Data Enrichment using IoT Hubs, Azure Functions and CrateDB¶

This integration document details how to create an enrichment pipeline between data ingested into an Azure IoT Hub and CrateDB, using serverless Azure Functions.

Abstract¶

Within IoT scale data solutions, ingestion of data from a multi-device source like an Azure IoT Hub into a database such as CrateDB for data analysis is quite common. However, many use cases also call for the raw data in the IoT Hub source to be transformed or enriched before final insertion into CrateDB.

This can be accomplished using Azure Functions: event-driven code triggered by new data flowing into an IoT Hub.

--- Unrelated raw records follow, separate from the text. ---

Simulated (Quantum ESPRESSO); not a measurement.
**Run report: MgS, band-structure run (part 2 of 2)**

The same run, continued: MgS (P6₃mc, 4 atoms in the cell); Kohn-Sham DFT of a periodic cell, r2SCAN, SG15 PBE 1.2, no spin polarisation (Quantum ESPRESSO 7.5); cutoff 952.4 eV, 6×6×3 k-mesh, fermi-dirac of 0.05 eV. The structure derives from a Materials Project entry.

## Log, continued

An Azure Function is a short-lived, serverless computation that is triggered by external events. The trigger produces an input payload, which is delivered to the Azure Function. The Azure Function then does computation with this payload and subsequently outputs its result to other Azure Functions, computation services, or storage services.

A common pattern is to use an Azure Function to enrich and ingest data to a CrateDB instance by connecting that Azure Function to an IoT Hub’s new messages trigger.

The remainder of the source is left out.